There are countless stories about how we ought to live our lives. We are expected to be ambitious, to find everlasting love and to take good care of our health. The particularly dominant social narratives can serve to make our lives easier, by providing guidelines for behaviour, and they might sometimes make us happier too. But they are, at their heart, stories and ones that may not have originated with present-day people in mind. As such, many of these stories end up creating a kind of social dissonance whereby, perversely, they cause more harm than good. They become what I will refer to as narrative traps, which together form the myth of the perfect life.

THE WORKING-CLASS HERO

Since this is a book about stories, lets start with an experience of mine. Its about a working-class kid who becomes a university professor and who is expected to change his behaviour in accordance with a (harmful) narrative about how academics ought to behave. A couple of years ago, I took part in an interesting panel discussion on emotion versus reason at the HowTheLightGetsIn festival in Hay-on-Wye. Walking across the field to get some food, I was approached by a man in his fifties. Our interaction started well, with him saying how much he liked my first book, Happiness by Design. Then he asked, pointedly, But why do you have to play the working-class hero? I requested clarification. He said, You do it in your book and, look at you, youre doing it now. I had no idea what he meant by that, although I was singing Chim Chim Cher-ee and dressed as a chimney sweep.

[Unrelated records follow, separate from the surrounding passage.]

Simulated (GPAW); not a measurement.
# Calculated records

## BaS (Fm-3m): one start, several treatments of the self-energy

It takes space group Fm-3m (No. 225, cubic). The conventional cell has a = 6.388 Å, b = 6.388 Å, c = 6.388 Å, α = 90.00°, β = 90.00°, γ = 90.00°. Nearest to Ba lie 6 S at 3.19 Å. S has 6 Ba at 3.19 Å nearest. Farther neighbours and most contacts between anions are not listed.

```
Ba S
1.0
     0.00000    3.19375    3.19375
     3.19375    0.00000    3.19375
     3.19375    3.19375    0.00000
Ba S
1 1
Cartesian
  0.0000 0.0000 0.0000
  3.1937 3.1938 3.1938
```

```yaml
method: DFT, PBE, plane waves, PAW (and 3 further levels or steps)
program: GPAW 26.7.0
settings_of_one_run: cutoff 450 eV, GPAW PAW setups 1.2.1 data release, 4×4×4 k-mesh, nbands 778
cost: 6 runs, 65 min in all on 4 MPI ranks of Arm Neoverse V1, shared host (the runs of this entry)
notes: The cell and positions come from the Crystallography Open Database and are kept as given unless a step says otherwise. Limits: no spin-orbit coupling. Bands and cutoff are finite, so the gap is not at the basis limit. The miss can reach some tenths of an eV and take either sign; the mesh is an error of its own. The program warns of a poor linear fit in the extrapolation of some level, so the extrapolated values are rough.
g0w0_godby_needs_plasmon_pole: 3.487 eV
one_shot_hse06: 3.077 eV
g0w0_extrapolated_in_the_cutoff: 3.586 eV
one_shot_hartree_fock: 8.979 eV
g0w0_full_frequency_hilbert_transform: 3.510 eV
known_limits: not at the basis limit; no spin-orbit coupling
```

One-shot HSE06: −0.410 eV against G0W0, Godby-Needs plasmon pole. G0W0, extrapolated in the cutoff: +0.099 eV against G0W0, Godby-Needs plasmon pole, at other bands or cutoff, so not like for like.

Ordinarily, I would embrace being a hero of any kind but, in this context, I was made to feel like an arsehole. The man proceeded to lecture me on how when you reach a certain level you have to modify your behaviour. He told me that I should not swear: apparently I used the word fuck twice in an hour-long panel discussion. This crime was made all the more heinous since the panel contained two middle-aged women. You know: women, those fragile creatures who might have a nervous breakdown upon hearing an expletive used in a discussion as a means of emphasis.

So why shouldnt I swear? Perhaps because it is a sign of a poor vocabulary and/or low intelligence, and yet no such correlations have ever been found.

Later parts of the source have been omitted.